American high officials’ “detour around China,” to a large extent, is aimed to borrow forces of other countries and take them up to the American way. Hillary’s personal energy and charisma, to a certain degree, have indeed made up for America’s deficiency in hard power.
U.S. Secretary of State Hillary Clinton has recently visited three continents — Europe, Asia and Africa — and a total of nine countries. One of her goals, at least in Asia, is to check and balance China. From minute shifts in words and conduct, we can still peep at America’s domestic policies, especially some noteworthy trends and changes in the election year.
Hillary’s Asia route in her global trip is not anything new; a month before, U.S. Secretary of Defense Leon Panetta’s visit to Asia also passed around China (Singapore, Vietnam and India). Panetta’s first visit to Cam Ranh Bay showcased an obvious intention against China. Even further before, Hillary’s Asia-Pacific tour (Pakistan, Afghanistan, South Korea and Vietnam) in July 2010 had also left out China.

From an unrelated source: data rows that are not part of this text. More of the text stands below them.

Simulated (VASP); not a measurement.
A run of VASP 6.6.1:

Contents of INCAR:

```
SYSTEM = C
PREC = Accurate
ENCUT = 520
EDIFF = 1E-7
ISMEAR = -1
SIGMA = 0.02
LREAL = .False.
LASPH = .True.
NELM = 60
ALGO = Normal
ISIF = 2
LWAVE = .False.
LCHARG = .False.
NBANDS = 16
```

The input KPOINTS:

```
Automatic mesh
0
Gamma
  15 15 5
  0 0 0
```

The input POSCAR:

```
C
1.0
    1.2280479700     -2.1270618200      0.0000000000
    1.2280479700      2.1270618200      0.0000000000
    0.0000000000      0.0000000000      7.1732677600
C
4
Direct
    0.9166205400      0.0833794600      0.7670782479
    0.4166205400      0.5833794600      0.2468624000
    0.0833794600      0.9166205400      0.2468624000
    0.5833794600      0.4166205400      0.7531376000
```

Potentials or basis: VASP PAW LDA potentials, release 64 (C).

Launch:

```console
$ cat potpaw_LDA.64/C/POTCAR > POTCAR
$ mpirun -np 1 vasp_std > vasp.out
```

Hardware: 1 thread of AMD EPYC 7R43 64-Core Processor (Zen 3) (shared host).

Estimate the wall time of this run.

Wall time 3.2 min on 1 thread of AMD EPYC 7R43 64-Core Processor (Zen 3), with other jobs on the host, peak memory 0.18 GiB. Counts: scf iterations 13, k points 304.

U.S. high officials’ frequent visits to the Asia-Pacific in the last two years mean to map out strategic roads for America’s “return to Asia.” Since Obama took office, America has played a high-profile role, via foreign diplomacy, in intervention on the South China Sea; in the military, an air-sea battle plan has been initiated; in the economy, the construction of an exclusive “Trans-Pacific Partnership” has been fastened in order to “return” to Asia. The interaction between China and the U.S., the world’s two largest economic entities, seems to slide from “strategically mutual skepticism” and tactical competition to strategic precaution and even face-offs, while there’s an apparently growing impulse from America to contain and restrain China by its Asia-Pacific strategies. In the face of a rapidly rising China, on-stage Hillary Clinton loses no time in manipulating, stirring and even broadening up some unsettled, controversial problems between China and its surrounding neighbors, seriously pressing down China’s strategic space.
The Obama administration started to shift its Asia policies two years ago; whether it was the highly propagandized “pivot” by the U.S. Congress or the mild expression of “re-balance” by Obama, or even U.S. Ambassador Gary Locke’s so-called “additional focus” from his March address in Shanghai — all indicated that the “return to Asia” had been established as a long-term policy.
Hillary, the chief executor and promoter of this policy, is worth attention. For two decades, Hillary has been in America’s public eye. Unlike her predecessors, she is energetic and smart: different from the scholarly prudent Rice and lacking Powell’s dedication and honesty, she has more of what it takes to make quick responses; an ability essential to survive in America’s hyper-competitive political ecology, or even to play to the score, a hallmark of officialdom.
However, the America represented by Hilary has lost the superpower status it used to have. Two wars in a decade — it hasn’t won either war, but it can’t quit. The financial crisis that started in America not only dealt a heavy blow to the world but also to itself, vaporizing an asset of $11 trillion. In face of a booming Asia and rapidly growing China, America is terribly poor in the hard power essential to render control. American high officials’ “detour around China,” to a large extent, is aimed to borrow forces of other countries and take them up to the American way. Hillary’s personal energy and charisma, to a certain degree, have indeed made up for America’s deficiency in hard power. Currently, busy with the presidential election and grueling domestic affairs, Obama likely has no time for foreign diplomacy. It’s no surprise, perhaps, that in the next few months Hillary will show an “above average” or “unexpected” performance in the international arena.
However, no matter what nice gimmicks Hillary could play in Asia, it’s likely that neither America’s national interest nor strength will enable her to incite inner fights between Asian countries at her will or without restraints. After several decades of peace and prosperity, most Asian countries in half of the world are not willing to “pay the bills” for the U.S. either. Although Hillary consistently demanded ASEAN members to complete “a code of conduct in South China Sea” despite China’s opposition, recent ASEAN conferences in Phnom Penh still concluded without reaching an agreement — unprecedentedly, not even with a joint communique. This indicates that many ASEAN countries don’t want issues in the South China Sea to strike regional stability and mainstream development, and that they particularly don’t want their largest trade partner in this area to be forced to quit the table and make a decision due to the problems surrounding the South China Sea.
Compared with two years ago, this time in Phnom Penh Hillary’s words and conduct have some constraints. At a time when ASEAN members can hardly reach a consensus on the problems of the South China Sea, outside haste only makes waste and is likely to bring the opposite results. At a higher strategic level, the tensions between China and the US should also cool down. After all, Chinese-U.S. relations have been deeply complicated and both parties have become interdependent.